Independent Bookstore Day Features THUNDEROUS, A New Native American Middle Grade Fantasy Graphic Novel

THUNDEROUS, the debut graphic novel from Poet Laureate M.L Smoker, Natalie Peeterse & Dale Deforest, is a Native American focused Middle Grade fantasy adventure that centers on a young Lakota girl, Aiyana as she is transported from our world into the same spirit world from her grandmother’s traditional teachings and cultural stories. Through her journey to get back home, she learns to appreciate her family’s prized heritage.  

This is a fantastic story created by a truly powerhouse team of Native American Creators full of dynamic characters. You can order your copies NOW through the American Bookseller Association’s Order Page to get an Independent Bookstore Day version of THUNDEROUS.

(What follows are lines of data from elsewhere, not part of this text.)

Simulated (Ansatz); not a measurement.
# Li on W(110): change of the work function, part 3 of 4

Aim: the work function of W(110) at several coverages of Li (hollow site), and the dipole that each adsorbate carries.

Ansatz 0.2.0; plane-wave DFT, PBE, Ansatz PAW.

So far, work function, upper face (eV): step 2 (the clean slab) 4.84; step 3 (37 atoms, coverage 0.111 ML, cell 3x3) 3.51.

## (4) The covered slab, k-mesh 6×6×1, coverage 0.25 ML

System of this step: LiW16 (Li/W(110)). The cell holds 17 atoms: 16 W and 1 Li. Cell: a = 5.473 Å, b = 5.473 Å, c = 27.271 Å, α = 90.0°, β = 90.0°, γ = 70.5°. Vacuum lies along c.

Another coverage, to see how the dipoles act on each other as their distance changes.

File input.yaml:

The order form will close on February 4

THUNDEROUS

Published by Dynamite Entertainment

Written by: M.L. Smoker and Natalie Peeterse
Illustrated by: Dale Ray Deforest
ISBN: 9781948206464
Price: $16.99 USD, $22.99 CAD, £14.99 GBP
Ages: 8-12
Genre(s): Juvenile Fiction / Legends, Myths, Fables / Indigenous Peoples of the Americas / Comics & Graphic Novels / Action & Adventure / Fantasy
Page Count: 96 pages
Format: Softcover

On Sale: May 31, 2022

If Aiyana hears one more traditional Lakota story, she’ll scream! More interested in her social media presence than her Native American heritage, Aiyana is shocked when she suddenly finds herself in the magical Spirit World-with no cell coverage!

Pursued by the evil trickster Raven, Aiyana struggles to get back home, but is helped by friends and allies she meets along the way. Her dangerous journey through the Spirit World tests her fortitude and challenges her to embrace her Lakota roots. But will it be enough to defeat the cruel and powerful Raven?

Creator Bio(s)

M.L. SMOKER belongs to the Assiniboine and Sioux tribes of the Fort Peck Reservation in north-eastern Montana. She is Montana’s current Poet Laureate. She holds an MFA from the University of Montana in Missoula, where she was the recipient of the Richard Hugo Fellowship. She is also a graduate of Pepperdine University, and attended UCLA and the University of Colorado. Smoker Broaddus currently works for the Office of Public Instruction as the Director of Indian Education. She has spent the past seven years overseeing the work of statewide Indian Education for All Efforts and the Schools of Promise initiative, which seeks to turnaround the states lowest performing schools. In 2015, she was named the Indian Educator of Year by the National Indian Education Association. She was also recently appointed to the National Advisory Council on Indian Education by President Barack Obama. She was formerly an administrator in her home community of Frazer, Montana for three years. She has taught courses at Fort Peck Community College and the University of Montana. She has published one collection of poems, Another Attempt at Rescue (Hanging Loose Press, 2005). She has also served as a writer and consultant on the PBS documentaries Before There Were Parks and Indian Relay (which earned her a regional Emmy award).

NATALIE PEETERSE has an MFA from the University of Montana. Her chapbook Black Birds : Blue Horse, An Elegy won the Gold Line Press Poetry Prize in 2011. A second chapbook, Dreadful : Luminosity, Letters, was published by Educe Press in the spring of 2017. She was included in I Go to the Ruined Place: Contemporary Poems in Defense of Global Human Rights (Lost Horse Press), and several other anthologies. She has been a fellow with the Arizona Commission on the Arts, a participant at the Squaw Valley Community of Writers, an artist in residence at the Caldera Institute, a participant in the 2018 US Poets in Mexico in Merida, Yucatan and most recently a Visiting Scholar at the University of Washington’s Whiteley Center at the Friday Harbor Laboratories. She is a recipient of the 2013 Artist Innovation Award by the Montana Arts Council. She lives in Helena, Montana.

DALE RAY DEFOREST grew up in the 4-Corners area of the Navajo Nation, around Shiprock and Farmington, New Mexico. He graduated High School from the Navajo Preparatory School in 1995 then studied 2-D Arts and Photography at the Institute of American Indian Arts (IAIA) in Santa Fe; also graduated IAIA in the summer of 2000. Dale’s primary practice is sequential and Digital Illustration. He employs high-contrast and thick lines to convey bold imagery matched with bright and vivid colors. Artwork that can be used to not only express, but captivate and manipulate thought and action has always been Dale’s goal as an artist.